Building at Clear Street
At Clear Street, we are upgrading the infrastructure that powers global trading. It’s a part of the financial system that hasn’t seen innovation in decades.
Later this week, we will launch an update to one of our own infrastructure services. We interviewed Tanishq Dubey, who led development of the program, to learn more about the problem, the product, and how he built it.
Q: You’re launching an update to Reference Master next week. What is it? Why is it important?
Reference Master is a program that we use internally to help manage global trading. It basically holds all the information you’d need to trade any instrument in any market around the world. It contains all the instruments sold in every country, the current price, and a bunch of other information that traders need.
It sounds easy — it’s basically just a big dictionary — but the challenge is that every country has its own way of naming stocks. For example, in the US, Apple trades as AAPL. In London, it trades as OR2V. In Germany, it trades as APC or 4033819. Multiply that times all the instruments on Earth and the problem gets big pretty fast.

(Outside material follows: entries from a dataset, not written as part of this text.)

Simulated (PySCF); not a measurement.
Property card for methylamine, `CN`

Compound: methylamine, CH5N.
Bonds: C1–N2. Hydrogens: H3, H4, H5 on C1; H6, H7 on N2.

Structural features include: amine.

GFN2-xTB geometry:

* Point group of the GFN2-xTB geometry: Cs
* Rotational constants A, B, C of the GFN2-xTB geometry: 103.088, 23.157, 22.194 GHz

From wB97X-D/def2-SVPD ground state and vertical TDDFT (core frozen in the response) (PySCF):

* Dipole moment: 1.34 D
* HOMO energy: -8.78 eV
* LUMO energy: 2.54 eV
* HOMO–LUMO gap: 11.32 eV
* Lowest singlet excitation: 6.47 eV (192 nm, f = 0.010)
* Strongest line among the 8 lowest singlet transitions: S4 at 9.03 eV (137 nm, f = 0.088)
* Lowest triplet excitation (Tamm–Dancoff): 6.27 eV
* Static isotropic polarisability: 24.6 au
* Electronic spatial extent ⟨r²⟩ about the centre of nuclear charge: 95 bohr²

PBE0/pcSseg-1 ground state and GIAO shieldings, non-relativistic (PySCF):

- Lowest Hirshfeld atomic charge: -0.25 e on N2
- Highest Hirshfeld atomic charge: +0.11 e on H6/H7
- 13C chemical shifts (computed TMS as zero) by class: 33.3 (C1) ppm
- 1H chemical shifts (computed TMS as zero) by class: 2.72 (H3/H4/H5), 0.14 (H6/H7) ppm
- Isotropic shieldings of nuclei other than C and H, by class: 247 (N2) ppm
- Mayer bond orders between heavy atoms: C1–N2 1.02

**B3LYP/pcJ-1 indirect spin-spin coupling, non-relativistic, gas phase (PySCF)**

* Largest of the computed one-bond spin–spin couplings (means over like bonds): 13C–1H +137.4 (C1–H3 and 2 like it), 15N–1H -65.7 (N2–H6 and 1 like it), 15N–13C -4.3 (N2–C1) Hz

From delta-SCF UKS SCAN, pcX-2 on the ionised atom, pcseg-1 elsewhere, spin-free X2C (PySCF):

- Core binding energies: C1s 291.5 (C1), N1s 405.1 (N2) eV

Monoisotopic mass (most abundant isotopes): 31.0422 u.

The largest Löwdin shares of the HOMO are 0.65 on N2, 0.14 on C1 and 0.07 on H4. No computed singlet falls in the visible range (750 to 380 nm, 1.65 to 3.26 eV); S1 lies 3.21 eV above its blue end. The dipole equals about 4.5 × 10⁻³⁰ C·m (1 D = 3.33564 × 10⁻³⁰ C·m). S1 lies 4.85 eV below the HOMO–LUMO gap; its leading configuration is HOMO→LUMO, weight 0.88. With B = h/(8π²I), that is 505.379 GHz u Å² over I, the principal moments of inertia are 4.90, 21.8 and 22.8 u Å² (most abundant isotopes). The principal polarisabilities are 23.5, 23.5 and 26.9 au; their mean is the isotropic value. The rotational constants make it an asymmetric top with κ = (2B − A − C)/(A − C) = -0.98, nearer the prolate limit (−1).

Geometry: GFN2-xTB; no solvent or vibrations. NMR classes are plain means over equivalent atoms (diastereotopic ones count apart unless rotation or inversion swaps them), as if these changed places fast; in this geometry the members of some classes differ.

Q: This sounds like it would be a fairly common problem in the industry, right?
Yes, any company that buys and sells stocks globally experiences this problem.
One of my teammates worked for a large bank before joining Clear Street. They solved this problem manually. They hired about 50 people overseas, who would update the information on every stock, in every market, every day.
There are a number of similar infrastructure problems that banks and system providers have solved with brute force. It’s effective in the short term, but it’s expensive, inefficient, and limiting in the long run. And, as an engineer, it’s incredibly frustrating to work with.
We’re taking a different approach at Clear Street. We’re solving big infrastructure problems elegantly. We’re building for speed, scale, and innovation. We’re building for the future.
Q: How did we solve this problem?
It’s been an iterative process. We’re actually launching the next generation of the system this week. The first version parsed a massive, multi-gig file every night. Whenever we found a missing symbol, it would take a day to fix the problem, which disrupted our operations team.
The new version is a service. When our operations team enters a symbol that doesn’t exist in our system, the program finds the missing symbol, validates it, and updates the system instantly. Operations never even knows the symbol is missing.
Q: That’s quite a generational leap. How do you feel about the progress?
Honestly, it’s made me feel really confident about the software we’re writing.
Let me explain why.
We’re testing the new program now. Whenever the system crashes, it generates an error and alerts the team. Every time there’s been an error, we’ve traced the problem back to a third party with the best data set available on the market, one that comes directly from a major exchange.
In just a few months, we’ve gone from parsing a multi-gig file to building a service that’s identifying errors in our source of truth. That’s progress.
Q: Sounds like it. Let’s switch gears for a second. Did you have experience with the markets, when you started at Clear Street?
No, I didn’t. I had Robinhood on my phone, but that was the extent of my exposure to financial markets. I had no idea these systems existed behind the scenes.
Luckily, we have a great mix of people at Clear Street, who come from different backgrounds. Our operations team has decades of experience building and operating large-scale clearing systems.
It’s helpful to have them build with us. It’s been a huge learning opportunity and a very rewarding experience, overall.